Overall the MOG consisted of 77 observers, from a range of countries, including:
Australia, Canada, the Federated States of Micronesia, France, French Polynesia, India, Indonesia, Japan, New Zealand, Papua New Guinea, the Republic of Korea, Rwanda, Solomon Islands, Tonga, the United Kingdom, the United States of America and Vanuatu.
Today we, the MOG co-chairs, are here to hand down our interim statement on the conduct of the 2018 General Election. We understand that there still is voting to take place tomorrow at 25 polling stations due to inclement weather conditions on Election Day – however as voting and counting has concluded at more than 98 per cent of polling stations at this time, we think it remains appropriate for us to deliver this statement today as scheduled.
Please note that these are only interim findings, and that the MOG will issue a detailed final report containing recommendations, following the conclusion of all electoral processes - including the voting at polling venues where voting was suspended, the dissemination of the final results, as well as the formal dispute period.
The findings in this interim statement have been formed through the systematic collection of information by all of our observers – who visited more than 460 polling stations on Election Day across all four divisions – and reflects a consolidated view that reflects their observations and perspectives from pre-polling and Election Day, as well as the weeks preceding. It also reflects analysis that has been done on the overall electoral landscape here in Fiji by our long-term observers.
We wish to congratulate the people of Fiji on the conduct of the election. We note that while the campaign has been robust, Election Day was peaceful and free of any security incidents.
The wet weather conditions on Election Day did make it difficult for many voters. However, all election stakeholders, especially the Fijian Elections Office (FEO), did their best to encourage voters to turn out to vote, and we commend them for that. Our observers also noted the strong enthusiasm amongst the voters who battled the rain to turn out to vote.
The voting process was conducted professionally and largely without error. As we said in our pre-election statement, the MOG has been impressed by the professionalism and transparency of the FEO and its staff. The successful conduct of Election Day was a testament to this professionalism and their degree of preparation. Polling was administered smoothly, and procedures were followed. The vast majority of polling stations were correctly set up, ensuring privacy for voters, and the opening and closing procedures, in the main, were carried out to a high standard. In addition, it is clear that the FEO has taken on board many of the lessons learnt from the 2014 General Election and refined many of its internal processes over the past four years.
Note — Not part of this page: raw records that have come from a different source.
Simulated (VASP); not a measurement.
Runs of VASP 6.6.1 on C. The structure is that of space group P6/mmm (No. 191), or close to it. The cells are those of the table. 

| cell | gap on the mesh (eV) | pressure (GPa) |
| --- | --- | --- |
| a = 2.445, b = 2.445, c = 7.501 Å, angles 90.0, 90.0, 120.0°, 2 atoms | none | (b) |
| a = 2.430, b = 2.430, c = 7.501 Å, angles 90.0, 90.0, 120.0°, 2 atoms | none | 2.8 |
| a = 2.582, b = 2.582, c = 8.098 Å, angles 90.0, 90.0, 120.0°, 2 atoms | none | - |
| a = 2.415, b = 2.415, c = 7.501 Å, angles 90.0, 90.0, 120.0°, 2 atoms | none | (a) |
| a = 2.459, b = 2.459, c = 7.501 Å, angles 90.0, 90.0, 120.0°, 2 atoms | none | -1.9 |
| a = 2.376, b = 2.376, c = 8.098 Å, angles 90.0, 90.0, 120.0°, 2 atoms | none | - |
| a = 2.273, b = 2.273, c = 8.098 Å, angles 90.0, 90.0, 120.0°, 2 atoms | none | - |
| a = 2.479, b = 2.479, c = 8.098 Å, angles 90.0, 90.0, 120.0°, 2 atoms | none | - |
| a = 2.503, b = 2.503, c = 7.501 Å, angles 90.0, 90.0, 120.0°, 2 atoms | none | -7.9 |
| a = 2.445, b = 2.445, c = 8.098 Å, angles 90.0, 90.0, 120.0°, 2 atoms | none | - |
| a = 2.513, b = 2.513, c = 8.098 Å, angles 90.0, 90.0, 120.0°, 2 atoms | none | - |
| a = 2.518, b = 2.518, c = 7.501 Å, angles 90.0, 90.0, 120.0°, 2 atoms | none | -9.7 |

Similarly, the counting of votes has so far been conducted professionally and largely without error, though we note this process is still ongoing. While the counting process itself can be time-consuming, we acknowledge this is the result of the high numbers of checks and balances. All votes are counted by hand, and by multiple election officials in the full view of political party agents if they wish to observe. This means that it is difficult for errors to occur, and easy for observers and political party agents to follow.
We do note that there were some minor issues on Election Day that are worth mentioning.
The decision to close polling venues due to dangerous wet conditions would have been a difficult decision for the Fijian electoral authorities to make. We believe though that it was the correct decision. While it is disruptive to the process, the safety of voters has to be the paramount concern. If voters, or election officials, had been injured due to a decision to leave the venues open, it would have been unacceptable. We also note that this decision fully complies with electoral laws and international good practice.
We understand that the FEO is making the logistical arrangements required to re-run the election at these polling venues tomorrow. Our observers will be deployed once again tomorrow for the vote and count at these locations.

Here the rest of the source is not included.